You can purchase a home even if you have less than perfect credit, lack a 20 percent down payment, or carry more debt than you want. Lenders look at more than one factor when determining eligibility. If you have one weak area, other positives can compensate for the rough spot. For most buyers, financing is an essential piece to the puzzle of home ownership. Here is some essential first mortgage advice for new home buyers.
A Quality Mortgage Is Not All About The Rate
Just as finding the perfect home is not all about price, choosing a lender is not all about the rate. In today’s competitive market, interest rates among lenders are very close. This means that it is essential to consider other variables that impact the total cost of the loan when researching the right options for you. Factors to consider include personal financial strength, paid points, total closing costs, application fees, and lender programs. You should also consider if the lender is focused on your needs, qualifying you for the best loan program, and working with a responsive underwriting team.
Before meeting with a lender, gather all essential documents. These typically include two years’ tax returns, 30 days of pay stubs, and bank and investment statements. These papers establish your income and financial strength and create a 60-day paper trail for assets used as the down payment.
Know Your Credit Score & Financial Strength
Everyone qualifies for a free credit report every twelve months from all three major credit bureaus at www.annualcreditreport.com. Review a copy for each applicant for accuracy. Dispute errors and rectify any delinquent marks for the best chance of approval.
After a credit report review, get your free score from a bank or credit card company you do business with or a company such as Credit Karma. The credit score is a numerical calculation based on information found in your credit report.
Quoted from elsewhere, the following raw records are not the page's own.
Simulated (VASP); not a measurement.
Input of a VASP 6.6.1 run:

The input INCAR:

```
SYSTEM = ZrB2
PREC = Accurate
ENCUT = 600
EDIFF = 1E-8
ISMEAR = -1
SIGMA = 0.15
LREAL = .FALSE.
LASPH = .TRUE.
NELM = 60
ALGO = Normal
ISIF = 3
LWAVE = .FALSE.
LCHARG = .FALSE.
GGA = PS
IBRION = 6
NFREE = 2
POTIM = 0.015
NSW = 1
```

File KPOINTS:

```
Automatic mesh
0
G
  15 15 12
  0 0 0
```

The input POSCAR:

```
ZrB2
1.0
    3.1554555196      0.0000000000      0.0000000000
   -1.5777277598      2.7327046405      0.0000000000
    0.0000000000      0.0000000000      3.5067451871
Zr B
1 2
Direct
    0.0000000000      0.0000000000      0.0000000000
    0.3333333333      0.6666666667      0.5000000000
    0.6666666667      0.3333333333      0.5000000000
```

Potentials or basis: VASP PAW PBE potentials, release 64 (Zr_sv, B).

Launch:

When writing mortgages for new home buyers, banks consider income, assets, debt, credit and financial stability. The stronger each piece of your financial puzzle, the more solid the application. You can compensate for weaknesses in one or more areas by focusing on financial strengths. For example, there are programs that help buyers who have good credit but a small down payment get into a new home. A quality lender will review potential programs based on your circumstances.
Get Pre-Approved Before Committing to a Contract
Falling in love with a home only to find out that you cannot get the funding is a heartbreaking experience. A pre-approval sets realistic expectations on a first mortgage amount you can afford. With a pre-approval, the lender reviews your income, credit reports, and bank statements before establishing an estimated loan amount for your new home. The mortgage provider will also take into account your down payment for the total purchase price.
Using this first mortgage advice such as paying down debt or increasing the down payment might enable you to qualify for a larger loan or free up funds for desired upgrades in your new custom home.